NEW ORLEANS (WGNO) – After a lull in activity this afternoon throughout most of the area, another round of isolated rain and thunderstorm activity builds in for the evening and night. Some of these storm will have the capability to produce heavy rainfall. Impacts from today/tonight’s weather will not be the same across SE LA. Some locations will get little to nothing… others could get a few inches of rain.
Let’s break it down… Over the past 24 hours, rainfall totals have varied significantly across the area. Near Galliano has seen 3.5 inches so far today, the north shore has seen close to 1 inch, trace amounts on the south shore, and a whopping 7 inches just north of Baton Rouge. Although some of the rainfall totals may have been overdone for much of the area, the forecast for earlier this week did check out in some spots where heavy thunderstorm activity set up today.

Moving foreword… With more rainfall in the forecast for tonight, areas that have already received a good soaking so far today may be more prone to flash flooding due to pre-saturated grounds. There are currently several flash flood warnings issued near Lafayette and Baton Rouge. Locally no flash flood warnings, but rainfall is getting heavier on the north shore with a hefty thunderstorm passing though as of 5 p.m.

A flood advisory is issued for St. Charles and St. John The Baptist Parish indicating the risk for minor flooding in low lying areas, and locations with poor drainage. This is in effect until 7 p.m.
Towns and cities that should be on the lookout include: Laplace, Reserve, Hahnville, Montz, Killona, Taft, Edgard, Norco, New Sarpy, Destrehan, Garyville, St. Rose and Luling.

A flood watch (green) is issued for all of SE LA until tomorrow morning. This means there is the possibility that slow moving thunderstorms could drop several inches of rainfall in a short amount of time creating for excessive runoff in flood prone areas.

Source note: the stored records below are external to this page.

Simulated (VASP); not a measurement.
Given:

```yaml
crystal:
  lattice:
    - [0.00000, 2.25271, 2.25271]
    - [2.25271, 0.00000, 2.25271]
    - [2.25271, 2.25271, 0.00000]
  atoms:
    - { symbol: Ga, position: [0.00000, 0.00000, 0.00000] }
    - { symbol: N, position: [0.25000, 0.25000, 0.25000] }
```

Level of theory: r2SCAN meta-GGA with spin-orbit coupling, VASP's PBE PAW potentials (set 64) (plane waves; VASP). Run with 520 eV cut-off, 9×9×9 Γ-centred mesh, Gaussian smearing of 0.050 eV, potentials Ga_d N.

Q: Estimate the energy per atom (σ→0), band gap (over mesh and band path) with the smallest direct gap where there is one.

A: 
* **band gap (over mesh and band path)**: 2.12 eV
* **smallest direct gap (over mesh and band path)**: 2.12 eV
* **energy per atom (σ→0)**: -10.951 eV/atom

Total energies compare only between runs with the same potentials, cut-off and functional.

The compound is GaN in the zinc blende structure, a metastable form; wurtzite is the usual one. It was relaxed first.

Around 2 a.m. we are expecting additional thunderstorm activity to move in from the gulf. Impacting our coastal communities early Sunday morning.

That drifts northward overnight and into the daylight hours.

Isolated shower activity may be seen up until about lunch time tomorrow. These will be low impact rain chances.

Although the afternoon isn’t a 0% chance of rain type of set-up… it is more than safe to say that we stay mostly dry, and any events should go about their schedule.